# Multivariate Exploratory Data Analysis

## Lesson Overview
Welcome to lesson three! Today, we will dive into creating, describing, and visualizing multivariate data relationships by using the Matplotlib, Pandas, and Seaborn libraries in Python.

By the end of this lesson you will be able to:
* Calculate the correlation coefficient 
* Construct a contingency table
* Practice importing dataframes
* Build plots to describe multiple variables within a single dataset

## Multivariate Non-Graphical

### Correlation Coefficient 

To calculate correlation we will make use of the corr() function. Again, we will follow the format dataframe.corr()

**Meanings**:
* 1: Full correlation. If one variable increases, so does the other
* 0: No correlation.
* -1: Full negative correlation. If one variable increases, the other decreases.

In [18]:
# Let's see the correlation for penguins' variables

penguins_corr = penguins.corr()
print(penguins_corr)

NameError: name 'penguins' is not defined

This table is quite confusing to look at, since it is showing us the correlation coefficient between **ALL** variables. So, if we want to look at two specific variables, we can use the same correlation table and indicate our variables by typing: correlationTable.loc["columnName", "columnName"]

In [None]:
# Let's check the correlation between Culmen Length and Culmen Depth
culmen_corr = penguins_corr.loc["Culmen Length (mm)", "Culmen Depth (mm)"]
print(culmen_corr)

### Contingency Table

In [None]:
# To Create a contingency table we can type pd.crosstab(dataframe["columnName1"], dataframe["columnName2"])

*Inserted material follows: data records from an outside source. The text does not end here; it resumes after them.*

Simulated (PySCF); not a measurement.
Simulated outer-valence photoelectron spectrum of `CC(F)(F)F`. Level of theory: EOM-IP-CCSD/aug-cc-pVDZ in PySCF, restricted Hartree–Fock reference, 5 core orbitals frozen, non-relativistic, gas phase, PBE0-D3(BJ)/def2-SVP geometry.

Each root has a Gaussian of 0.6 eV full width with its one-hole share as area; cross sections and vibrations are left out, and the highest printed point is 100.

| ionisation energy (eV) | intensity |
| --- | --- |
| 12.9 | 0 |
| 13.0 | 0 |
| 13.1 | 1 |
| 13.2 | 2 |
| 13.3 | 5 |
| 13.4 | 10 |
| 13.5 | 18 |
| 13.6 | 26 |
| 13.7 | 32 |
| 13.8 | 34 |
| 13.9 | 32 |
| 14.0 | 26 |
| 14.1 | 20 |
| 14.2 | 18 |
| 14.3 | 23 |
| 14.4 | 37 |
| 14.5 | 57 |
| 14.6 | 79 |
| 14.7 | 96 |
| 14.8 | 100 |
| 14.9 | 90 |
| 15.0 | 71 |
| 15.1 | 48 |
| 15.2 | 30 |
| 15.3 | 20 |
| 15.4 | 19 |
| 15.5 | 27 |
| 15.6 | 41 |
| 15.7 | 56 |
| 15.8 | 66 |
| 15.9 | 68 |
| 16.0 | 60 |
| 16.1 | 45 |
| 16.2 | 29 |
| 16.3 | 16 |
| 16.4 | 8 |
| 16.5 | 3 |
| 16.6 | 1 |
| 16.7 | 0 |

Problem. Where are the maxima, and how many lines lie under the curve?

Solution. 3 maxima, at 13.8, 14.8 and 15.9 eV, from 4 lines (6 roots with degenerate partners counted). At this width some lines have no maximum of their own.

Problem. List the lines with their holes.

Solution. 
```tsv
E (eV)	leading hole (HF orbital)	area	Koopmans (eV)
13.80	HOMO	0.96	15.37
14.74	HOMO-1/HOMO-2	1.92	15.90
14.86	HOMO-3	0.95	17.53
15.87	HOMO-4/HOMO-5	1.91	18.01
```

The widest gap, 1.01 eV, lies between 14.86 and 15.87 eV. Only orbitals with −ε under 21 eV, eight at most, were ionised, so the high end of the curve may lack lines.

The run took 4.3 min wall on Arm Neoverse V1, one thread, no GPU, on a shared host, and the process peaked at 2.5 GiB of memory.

freq_three = pd.crosstab(penguins["Species"], penguins["Island"]).to_markdown()
print(freq_three)

In [None]:
# If we want to see a table of proportions, we have to type
# pd.crosstab(dataframe["columnName1"], dataframe["columnName2"], normalize = True)

prop_one = pd.crosstab(penguins["Species"], penguins["Island"], normalize = True)
print(prop_one)

In [None]:
# Verify that they add up to one

print(0.13 + 0.16 + 0.15+ 0.2 + 0.36)

## Multivariate Data Visualization

Now that we understand how Python can help us numerically analyze our multivariate data, let's see what Python's plotting tools can do to help visualize our data! Using the Matplotlib and Seaborn libraries for plot making, and the pandas library for importing data, we will learn how to create scatter plots, bar plots, linear model plots, and box plots to describe the relationships between variables in our dataset. 
  
We will practice loading libraries at the beginning of every new plot, but as a reminder, libraries only need to be imported once per Jupyter notebook. This repetition is meant to help you build the healthy habit of remembering to load your libraries at the beginning of your work. Additionally, one chunk produces only one plot. So all of the work you do in a chunk will only affect a single graph. Now, let's begin!

### Scatter plot

Scatter plots are a helpful way to visualize the relationship between two variables in statistics. Using the Matplotlib library, we can create scatter plots for the same Penguins dataset that we have been working with thus far.

In [None]:
# As always, load libraries
import matplotlib.pyplot as plt
import pandas as pd

# Create the data
df = pd.read_csv("penguins_wrangled.csv")

# Draw the scatter plot
plt.scatter(df["Flipper Length (mm)"], df["Body Mass (g)"], c = "blue", marker = "*", alpha = 0.5)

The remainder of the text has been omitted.